The first attempt was intuitive: show less repeated content. But when the ML team reduced repetition across the board, GMV dropped. Leadership got cautious, and the team was stuck — they couldn't ignore the complaints, but the only solution they'd tried made things worse.
I was brought in to figure out what was actually going on. Everyone was asking "how do we reduce repetition?" I had a feeling that wasn't the right question.
When someone says "I keep seeing the same stuff," they might mean the content is actually identical. Or they might mean something subtler: the content feels irrelevant, and irrelevant content is more noticeable when it recurs.
So based on initial conversations with users, I reframed the question: does the experience of repetitiveness depend on how relevant the content is? If yes, the solution isn't less repetition — it's better relevance.
I surveyed 5,000 TikTok Shop users, stratified by usage frequency. Each participant rated three videos that varied systematically in relevance — one from a category they'd actively searched for, one they'd engaged with but never searched, and one they'd never interacted with.
This isolated the effect of relevance on perceived repetitiveness while controlling for actual exposure. The stakes warranted a large sample and a proper regression model rather than something lighter.
Content that matched a user's search intent was rated as significantly less repetitive — even when shown more often. Content from categories they'd never engaged with felt the most repetitive, even at lower exposure.
Repetition isn't really about seeing the same content. It's about seeing content that feels irrelevant — and irrelevant content becomes more annoying the more it shows up.
"Relevance matters" isn't something an ML engineer can implement. I ran a secondary analysis ranking which signals (identified through the qualitative work) best predict whether a user will experience content as repetitive.

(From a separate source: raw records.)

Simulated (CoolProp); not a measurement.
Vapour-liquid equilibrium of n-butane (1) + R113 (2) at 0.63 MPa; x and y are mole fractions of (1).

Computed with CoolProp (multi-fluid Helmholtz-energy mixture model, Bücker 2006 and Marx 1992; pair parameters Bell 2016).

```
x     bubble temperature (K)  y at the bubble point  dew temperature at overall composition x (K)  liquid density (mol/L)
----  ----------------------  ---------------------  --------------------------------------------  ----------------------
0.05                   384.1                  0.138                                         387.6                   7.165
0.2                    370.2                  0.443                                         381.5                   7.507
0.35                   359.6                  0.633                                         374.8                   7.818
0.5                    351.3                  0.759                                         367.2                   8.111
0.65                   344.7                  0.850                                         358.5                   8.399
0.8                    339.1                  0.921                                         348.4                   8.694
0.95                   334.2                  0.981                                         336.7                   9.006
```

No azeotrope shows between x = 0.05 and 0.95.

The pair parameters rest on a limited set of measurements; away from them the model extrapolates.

This became the weighting structure for new diversity controls. Instead of suppressing all repeated content, the algorithm would check whether it matched the user's inferred intent — and only intervene when it didn't.
An A/B test with tens of thousands of users validated the approach: a low single-digit GMV lift (the previous attempt had decreased GMV), a measurable drop in repetition complaints, and the lowest complaint rates for high-relevance content. The recommendation algorithm was permanently updated.